As discussed throughout the specification, the wall and meld formats have extensive support for metadata. This provides a clean mechanisms for including metadata in files without the need to mix it in or conflate it with actual data. Furthermore, metadata is supported for a wide range of entities represented in the file.

There are many potential applications for such metadata. For example, file level metadata can be used to store useful information such as who ran a simulation, what particular model they ran, what modifications (if any) were applied to the model or even a complete listing of all the parameter values that were used to simulate the model. In addition, general experimental data could also be stored in the results file.

Metadata at the signal level could be used to specify not just descriptions of those variables along with their physical units but, could also be used to include other attributes like start values, nominal values, etc.,

In summary, the recon formats make metadata a first class citizen within the file formats and this opens the door to many very useful applications involving metadata.

Performance

It is worth taking a moment to discuss the actual performance of this approach vs. existing approaches. As a baseline, we have generated a "representative results file" by simulating the R3 robot example from the Modelica Standard Library. This results file, produced by Dymola and written in the dsres format, will serve as our baseline.

The first issue we will examine is space efficiency. The baseline results take up 3,069,623 bytes of storage (for the storage options we selected). When stored in the meld format without compression those same results take up 3,169,994 bytes. Note that this translation process from the dsres format to the meld format preserves variable names and description strings as well as numerical trajectories. This means the meld format is only 3.3% larger than the corresponding dsres file. If we enable compression, the meld file is only 2,787,467 bytes which means it is almost 10% smaller than the dsres file.
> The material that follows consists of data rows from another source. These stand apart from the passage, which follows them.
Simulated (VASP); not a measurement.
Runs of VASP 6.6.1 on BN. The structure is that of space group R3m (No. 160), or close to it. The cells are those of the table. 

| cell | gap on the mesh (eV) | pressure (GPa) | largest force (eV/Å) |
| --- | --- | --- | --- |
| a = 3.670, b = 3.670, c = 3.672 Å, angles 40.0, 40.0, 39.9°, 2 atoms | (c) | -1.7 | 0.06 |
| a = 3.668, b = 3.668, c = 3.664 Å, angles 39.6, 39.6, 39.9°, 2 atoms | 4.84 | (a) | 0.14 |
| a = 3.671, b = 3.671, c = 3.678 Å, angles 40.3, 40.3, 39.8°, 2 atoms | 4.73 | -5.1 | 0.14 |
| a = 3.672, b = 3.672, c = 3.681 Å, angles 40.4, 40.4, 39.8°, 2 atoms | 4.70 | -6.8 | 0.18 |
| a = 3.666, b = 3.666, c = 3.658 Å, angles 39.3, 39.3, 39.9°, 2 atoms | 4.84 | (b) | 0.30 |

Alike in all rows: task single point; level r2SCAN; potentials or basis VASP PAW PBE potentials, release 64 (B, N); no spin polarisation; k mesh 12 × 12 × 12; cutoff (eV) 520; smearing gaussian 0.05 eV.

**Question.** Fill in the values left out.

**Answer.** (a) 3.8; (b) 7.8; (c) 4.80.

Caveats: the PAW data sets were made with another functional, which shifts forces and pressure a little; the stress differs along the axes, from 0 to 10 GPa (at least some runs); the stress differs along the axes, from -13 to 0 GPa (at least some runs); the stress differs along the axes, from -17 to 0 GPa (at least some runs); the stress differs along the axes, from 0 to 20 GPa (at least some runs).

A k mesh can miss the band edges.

So, in terms of storage, the meld format is quite comparable to the dsres format. At first, this may seem counter-intuitive since we know, from our earlier discussion of msgpack, that arrays of floating point numbers incur an extra byte for storage. However, the dsres format cannot store strings very efficiently and that long descriptions will result in enormous amounts of padding. So it would appear that, on net, these two effects cancel each other out. However, one advantage that the meld format has that the dsres format doesn't (and an advantage that is not capitalized on in these benchmarks at all) is the wider range of alias transformations. In particular, it is possible to relate two signals via an affine transformation with the meld format. Unfortunately, we do yet have any data on the potential savings this might offer.

Another benchmark worth considering is the time it takes to extract one particular trajectory from a results file. For extracting results from a dsres file, we used the scipy.io.loadmat function to load the data_2 matrix and then extracted the 0th column (Time). In other words,

mat = loadmat("tests/fullRobot.mat")
T2 = mat["data_2"]
time = T2[0,:]

Running this script 5 times gave the following times (in milliseconds): 18.111, 18.143, 20.076, 19.309, 21.773 for an average time of 19.482 milliseconds.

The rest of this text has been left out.